Few cars wear all-black quite as menacingly as the 1986 Buick Grand National, and a remarkably preserved example has just turned up at Motorcar Classics in New York wearing only 25,002 miles on its odometer. For a car that earned the nickname "Darth Vader" for its ability to embarrass the era's exotics off the line, finding one this original is the kind of moment that makes muscle-car collectors reach for their checkbooks.
Born From The Racetrack
The Grand National name is no marketing fantasy. Buick took the NASCAR manufacturers' titles it won in 1981 and 1982 and turned that success into a street car, borrowing the moniker from NASCAR's old Grand National series. After a brief stint as the Turbo T-Type, the nameplate returned in 1984 wrapped in the now-iconic blackout treatment, and by 1986 the formula had been sharpened into something genuinely fearsome.
A V6 That Humbled V8s
Under the hood sits the legendary 3.8-liter turbocharged V6, and this car carries the intercooled setup that the side badges proudly advertise. That air-to-air intercooler was the difference-maker, lifting output and torque to the point where a humble Buick could humiliate far more expensive sports cars at a stoplight. This example pairs that drivetrain with a remarkably preserved black-and-gray interior and period-correct chrome-and-black spindle alloy wheels that keep the aggressive stance enthusiasts expect.
What The Market Says
Motorcar Classics is asking $69,900 for this turbo intercooled GN, with a "make an offer" button for buyers who want to negotiate. That figure sits well above the broader market for the model, which is exactly what you would expect from a survivor showing barely 25,000 miles. According to the Hagerty Valuation Tools, a 1986 Grand National in #3 (good) condition currently carries a value of about $38,400, and that number has climbed roughly 23 percent over the past year as collector interest in the turbo Buicks keeps building.
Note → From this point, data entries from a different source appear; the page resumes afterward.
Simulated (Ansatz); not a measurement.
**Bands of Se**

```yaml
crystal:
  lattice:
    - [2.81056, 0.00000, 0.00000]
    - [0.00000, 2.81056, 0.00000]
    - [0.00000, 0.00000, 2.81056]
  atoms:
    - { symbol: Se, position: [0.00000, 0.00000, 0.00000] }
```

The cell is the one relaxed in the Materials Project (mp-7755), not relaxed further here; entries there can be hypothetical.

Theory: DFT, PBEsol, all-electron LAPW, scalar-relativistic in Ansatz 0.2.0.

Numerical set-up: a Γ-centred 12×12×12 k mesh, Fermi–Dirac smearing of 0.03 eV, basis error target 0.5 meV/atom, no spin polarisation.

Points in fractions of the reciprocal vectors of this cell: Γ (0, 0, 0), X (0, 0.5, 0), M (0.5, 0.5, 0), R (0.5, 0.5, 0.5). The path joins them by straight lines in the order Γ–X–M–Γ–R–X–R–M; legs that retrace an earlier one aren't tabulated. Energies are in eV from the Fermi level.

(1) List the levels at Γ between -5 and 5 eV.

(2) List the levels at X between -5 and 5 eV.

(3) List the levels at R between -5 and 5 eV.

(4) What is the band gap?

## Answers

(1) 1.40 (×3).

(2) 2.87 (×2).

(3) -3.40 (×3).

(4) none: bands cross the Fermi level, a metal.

Recent sales tracked by Hagerty back up that upward trend. A 1986 Grand National changed hands for $41,800 at a Mecum sale this past spring, while low-mileage 1987 cars have pushed past $50,000, and the very best examples have reportedly crossed into six figures at auction. In that context, the premium being asked here reflects how much weight buyers now place on originality and a barely-used odometer. For anyone researching where this car fits, the Hagerty price guide is a useful gut check against the seller's number.
A Blue-Chip Survivor
Grand Nationals were flagged as future collectibles almost the moment they left the showroom, yet plenty were driven hard and worn out over the decades. That is what makes a genuine low-mileage, highly original car like this one so compelling: it is less a used car than a snapshot of 1980s American muscle frozen in time. Whether the asking price proves to be a bargain or a stretch will come down to how the next owner weighs that preservation, but cars in this condition rarely sit around for long.